Print Craft

What Makes a Design Print Well (and What Falls Apart on Press)

By Elias Grant, Founder & Head of Print, Foundry Print Co. · June 26, 2026

We print a few thousand customer designs a month through the Design Lab, and when one disappoints, it's almost never the press's fault — it's one of four patterns that were invisible on a backlit screen and obvious on cotton. Here they are, so yours isn't one of them.

Pattern one: hairline detail. A one-pixel line at 1200 dpi on your monitor is thinner than a single thread of a tee. On paper it might hold; on fabric it stitches itself into noise. Our rule of thumb is that any stroke you'd squint at when the design is the size of a postage stamp needs to be doubled before it goes near a garment.

Pattern two: screen-glow color. Monitors emit light; ink reflects it. Neon gradients and saturated RGB blues physically cannot exist in pigment, which is why the Design Lab shows a gamut warning instead of quietly shifting your colors and letting the box surprise you. If the preview shows the warning, trust it — desaturating 10% yourself beats the press desaturating 25% for you.

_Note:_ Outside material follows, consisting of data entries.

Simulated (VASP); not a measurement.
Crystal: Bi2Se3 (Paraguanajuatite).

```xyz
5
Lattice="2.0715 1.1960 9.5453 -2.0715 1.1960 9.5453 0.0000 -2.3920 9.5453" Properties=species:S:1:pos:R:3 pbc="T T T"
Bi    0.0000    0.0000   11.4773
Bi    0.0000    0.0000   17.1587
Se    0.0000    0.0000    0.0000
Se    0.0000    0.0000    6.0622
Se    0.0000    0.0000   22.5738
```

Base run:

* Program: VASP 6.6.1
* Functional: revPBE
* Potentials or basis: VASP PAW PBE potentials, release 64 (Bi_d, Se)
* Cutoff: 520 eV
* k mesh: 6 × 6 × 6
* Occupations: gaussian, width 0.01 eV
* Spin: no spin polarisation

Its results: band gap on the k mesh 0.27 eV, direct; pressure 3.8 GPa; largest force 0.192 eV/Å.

Pattern three: low-resolution uploads stretched to poster size. A 1080-pixel Instagram export printed at 24×36 gives every edge a soft halo. We flag anything under 150 effective dpi at the size you've chosen, and the fix is usually free: most creators have the original file sitting one folder away from the export they uploaded.

Pattern four: forgetting the substrate is part of the design. White ink on a kraft tote reads completely differently than black ink on a white tee — the material is a color in your palette whether you chose it or not. The designs that look intentional, the ones we pin to the shop wall, are the ones that used the shirt, the mug curve, or the paper tooth instead of fighting it.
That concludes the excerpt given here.